This article was first published as “For Jewish same-sex couples, US court decision is a godsend” in The Times of Israel.
Jewish gay rights activists on Wednesday welcomed a landmark decision by the US Supreme Court that promises to improve the lives of countless same-sex married couples, including bi-national American-Israeli ones.
“It can’t be underestimated what a historic moment this is,” said Lavi Soloway, a Jewish immigration attorney who has been fighting for LGBT rights for two decades, about the decision to strike down the Defense of Marriage Act.
In a five to four decision written by Justice Anthony M. Kennedy, the court voided DOMA, a federal law originally passed in 1996, during the Clinton Administration, which defined marriage exclusively as a union between a man and a woman. Same-sex couples are now entitled to federal benefits, according to the court’s decision in the United States v. Windsor case. The Court declined to decide a related case, thereby effectively allowing same-sex marriage to take place in California.
Chief Justice John G. Roberts Jr. and Justices Antonin Scalia, Clarence Thomas and Samuel A. Alito Jr. were in the minority. Scalia read from his dissenting opinion from the bench. “In the majority’s telling, this story is black-and-white: Hate your neighbor or come along with us,” he wrote. “The truth is more complicated.”

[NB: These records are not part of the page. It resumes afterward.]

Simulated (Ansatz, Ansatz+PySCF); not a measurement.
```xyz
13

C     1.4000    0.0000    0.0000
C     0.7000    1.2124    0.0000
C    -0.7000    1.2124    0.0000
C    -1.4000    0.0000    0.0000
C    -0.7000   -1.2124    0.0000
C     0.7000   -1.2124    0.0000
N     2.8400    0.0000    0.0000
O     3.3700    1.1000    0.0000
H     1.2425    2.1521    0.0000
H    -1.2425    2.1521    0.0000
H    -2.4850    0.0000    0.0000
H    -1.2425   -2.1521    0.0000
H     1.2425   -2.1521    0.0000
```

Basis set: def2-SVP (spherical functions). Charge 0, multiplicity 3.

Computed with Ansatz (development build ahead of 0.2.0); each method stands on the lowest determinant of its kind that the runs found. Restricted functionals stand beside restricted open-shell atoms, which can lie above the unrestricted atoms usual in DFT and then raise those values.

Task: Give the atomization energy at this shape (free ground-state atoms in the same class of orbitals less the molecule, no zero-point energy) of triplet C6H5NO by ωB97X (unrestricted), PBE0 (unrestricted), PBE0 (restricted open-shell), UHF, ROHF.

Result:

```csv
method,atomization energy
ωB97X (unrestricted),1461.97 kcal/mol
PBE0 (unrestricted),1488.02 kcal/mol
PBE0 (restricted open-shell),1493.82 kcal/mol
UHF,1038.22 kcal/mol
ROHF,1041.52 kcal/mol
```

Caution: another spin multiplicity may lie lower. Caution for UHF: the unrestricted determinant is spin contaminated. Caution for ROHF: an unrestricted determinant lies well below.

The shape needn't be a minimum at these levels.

All of the Jewish justices — Ruth Bader Ginsburg, Stephen Breyer and Elena Kagan — voted with the majority. Many Jewish groups and organizations, including the Anti-Defamation League, the National Council of Jewish Women, and the Reform movement, came out in support of the Court’s decision. Orthodox groups were not in favor of it.
“When the decision was handed down, I stopped breathing for a moment and tears welled up in my eyes,” Soloway said. “The decision striking down DOMA will take its place among other key civil rights decisions like Loving v. Virginia and Brown v. Board of Education.”